Photoexcitation Dynamics in Dielectrics Irradiated by Ultrafast Laser Pulses

This PhD project is embedded within the broader scope of the FLASH project, which aims to predict and model structural transformations in dielectric materials irradiated by bursts of ultrafast laser pulses, with durations ranging from femtoseconds to several nanoseconds. The work focuses on two major challenges in the physics of ultrafast laser-matter interaction: (1) understanding the nonlinear absorption dynamics governed by photoexcited states, and (2) modeling the inhomogeneous thermal relaxation in porous and heterogeneous media.

To address these challenges, the candidate will contribute to the development of a quantum-mechanical model for nonlinear light absorption based on Maxwell-Bloch Equations (MBE), combined with ab initio calculations of band structures and transition dipole moments using DFT codes (Abinit, VASP, Octopus, SALMON). The materials of interest are functional dielectrics, such as fused silica (SiO₂), alumina (Al₂O₃), and zirconia (ZrO₂), relevant for emerging 3D photonic technologies.

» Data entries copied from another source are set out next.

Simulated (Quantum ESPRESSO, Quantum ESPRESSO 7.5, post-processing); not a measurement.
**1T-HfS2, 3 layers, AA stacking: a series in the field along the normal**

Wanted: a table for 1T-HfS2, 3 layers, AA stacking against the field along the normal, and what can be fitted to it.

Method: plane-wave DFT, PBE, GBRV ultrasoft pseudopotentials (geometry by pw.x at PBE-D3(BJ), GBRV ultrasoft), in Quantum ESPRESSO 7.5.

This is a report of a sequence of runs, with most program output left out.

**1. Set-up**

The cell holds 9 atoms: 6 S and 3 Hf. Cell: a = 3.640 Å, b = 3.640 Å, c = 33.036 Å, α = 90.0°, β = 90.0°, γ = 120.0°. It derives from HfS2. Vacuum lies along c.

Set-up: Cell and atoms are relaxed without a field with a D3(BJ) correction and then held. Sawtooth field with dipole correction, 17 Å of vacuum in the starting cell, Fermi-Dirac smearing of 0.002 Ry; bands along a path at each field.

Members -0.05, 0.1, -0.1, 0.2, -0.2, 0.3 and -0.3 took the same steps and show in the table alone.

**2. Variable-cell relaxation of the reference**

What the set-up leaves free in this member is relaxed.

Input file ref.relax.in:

The project will provide both theoretical insight and numerical tools for predicting the optical and structural evolution of photoexcited dielectrics and for benchmarking these models against ultrafast time-resolved experiments carried out at national LUMA platforms.

Scientific Objectives:

The PhD research will focus on the following main objectives:

1. Modeling photoexcitation dynamics in key dielectric materials using a quantum approach (MBE) informed by high-resolution band structure and dipole moment data.
2. Developing a database of optical properties (e.g., refractive index, nonlinear susceptibilities) for selected materials in both ground and photoexcited states.
3. Validating theoretical predictions through comparison with time-resolved spectroscopy and imaging experiments conducted within the Ultrafast LUMA infrastructure.
4. Investigating the coupling of electronic excitation and structural effects, including bandgap renormalization and transient polymorphism in irradiated porous dielectrics.